Q1 2026 Market Commentary
The following market commentary provides context for the investment performance of your charitable assets.
From Cambridge Associates, investment advisor
Global equities (-3.2% for the MSCI All Country World Index) declined in the first quarter of 2026, as AI driven software sector weakness, US tariff policy uncertainty, and the outbreak of the Iran War in late February weighed on sentiment. Non-US developed markets modestly outperformed US stocks in USD terms, while emerging markets were broadly flat, as the US dollar weakened and investors rotated away from growth-oriented names. The United States imposed new tariffs on Canada, China, and Mexico, as well as imports of steel and aluminum, and announced several additional proposed tariffs; many impacted regions retaliated with counter levies. The Iran War, which began in late February following US and Israeli strikes on Iran, caused a spike in energy prices and added to market volatility through quarter end. US equities (-4.6% for the MSCI US Index) declined in the first quarter, underperforming developed markets ex US peers (0.9% for the MSCI World ex US Index). The sell-off was driven by a decline in growth stocks, as investors grew concerned that tariffs would weigh on global growth and that AI-driven obsolescence fears would pressure software sector revenues. Software stocks underperformed as new AI tools raised concerns about long-term revenue streams, though aggregate analyst growth expectations for the sector, both near and long term, remained unchanged. Value strategies bested growth over the quarter and small cap outpaced mega and large cap stocks.

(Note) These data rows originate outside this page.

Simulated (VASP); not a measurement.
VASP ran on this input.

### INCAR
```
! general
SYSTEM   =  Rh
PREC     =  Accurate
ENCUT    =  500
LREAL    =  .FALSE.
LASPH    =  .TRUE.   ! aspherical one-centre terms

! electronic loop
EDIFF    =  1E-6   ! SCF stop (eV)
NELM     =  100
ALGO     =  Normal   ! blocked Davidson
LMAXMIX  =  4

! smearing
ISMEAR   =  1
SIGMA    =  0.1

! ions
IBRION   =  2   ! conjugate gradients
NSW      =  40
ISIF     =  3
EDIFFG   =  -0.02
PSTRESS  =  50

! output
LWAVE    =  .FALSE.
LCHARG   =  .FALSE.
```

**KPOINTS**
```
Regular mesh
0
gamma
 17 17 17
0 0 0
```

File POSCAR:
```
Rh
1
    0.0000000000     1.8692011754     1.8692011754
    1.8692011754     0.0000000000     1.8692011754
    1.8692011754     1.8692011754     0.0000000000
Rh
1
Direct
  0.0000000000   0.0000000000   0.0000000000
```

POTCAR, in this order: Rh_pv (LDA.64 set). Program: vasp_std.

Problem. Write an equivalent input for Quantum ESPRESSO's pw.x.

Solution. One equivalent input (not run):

Developed markets ex US equities (-0.9% for the MSCI World ex US Index) modestly declined in USD terms, though results varied widely by country. The United Kingdom (+2.0% for the MSCI UK Index) and Japan (+1.4% for the MSCI Japan Index) advanced, while European equities broadly fell. Country-level performance varied considerably: the Netherlands (+2.7%), Finland (+2.0%), and the United Kingdom (+2.0%) advanced, while Germany (-8.5%), France (-5.4%), Switzerland (-4.2%), Sweden (-3.8%), Austria (-3.5%), Italy (-3.4%), Spain (-3.2%), Belgium (-1.7%), and Ireland (-10.1%) declined, while Canada (+1.3% for the MSCI Canada Index) modestly advanced.
Emerging markets (-0.2% for the MSCI Emerging Markets Index) were broadly flat in the first quarter, as gains in Latin America and select markets were offset by weakness in China and India. China (-8.9% for the MSCI China Index) declined as trade tensions with the United States intensified and earlier optimism around technology and stimulus faded. India (-18.1% for the MSCI India Index) was the weakest major EM market, facing headwinds from foreign investor outflows, elevated valuations, and currency weakness. Asian equities (-1.5% for the MSCI Emerging Markets Asia Index) lagged other EM regions, weighed down by these two index heavyweights, though Taiwan (+9.1% for the MSCI Taiwan Index) advanced. Latin America (+14.6% for the MSCI Emerging Markets Latin America Index) gained the most in EM, supported by Brazil (+19.1% for the MSCI Brazil Index). Europe, the Middle East & Africa (+1.6% for the MSCI Emerging Markets Europe & Middle East Index) also outpaced broad EM. Hong Kong (+5.5% for the MSCI Hong Kong Index) advanced, while Singapore (-1.0% for the MSCI Singapore Index) modestly declined.
US fixed income assets (+0.0% for the Bloomberg US Aggregate Bond Index) were broadly flat in the first quarter. Treasury securities modestly outperformed corporate investment-grade equivalents as interest rates were little changed while spreads widened. Inflation-protected TIPS (+0.6% for the Bloomberg US TIPS 1-10 Years Index) outpaced nominal Treasuries, as inflation expectations drifted higher amid tariff related and Iran War-related price pressures. High-yield corporates (-0.5% for the Bloomberg US Corporate High Yield Index) and investment-grade credit (-0.5% for the Bloomberg Credit Index) both declined as risk-off sentiment took hold. The Federal Reserve held its benchmark fed funds rate band steady through the quarter. The US dollar broadly declined in the first quarter as investors digested the potential impacts of new US trade policies.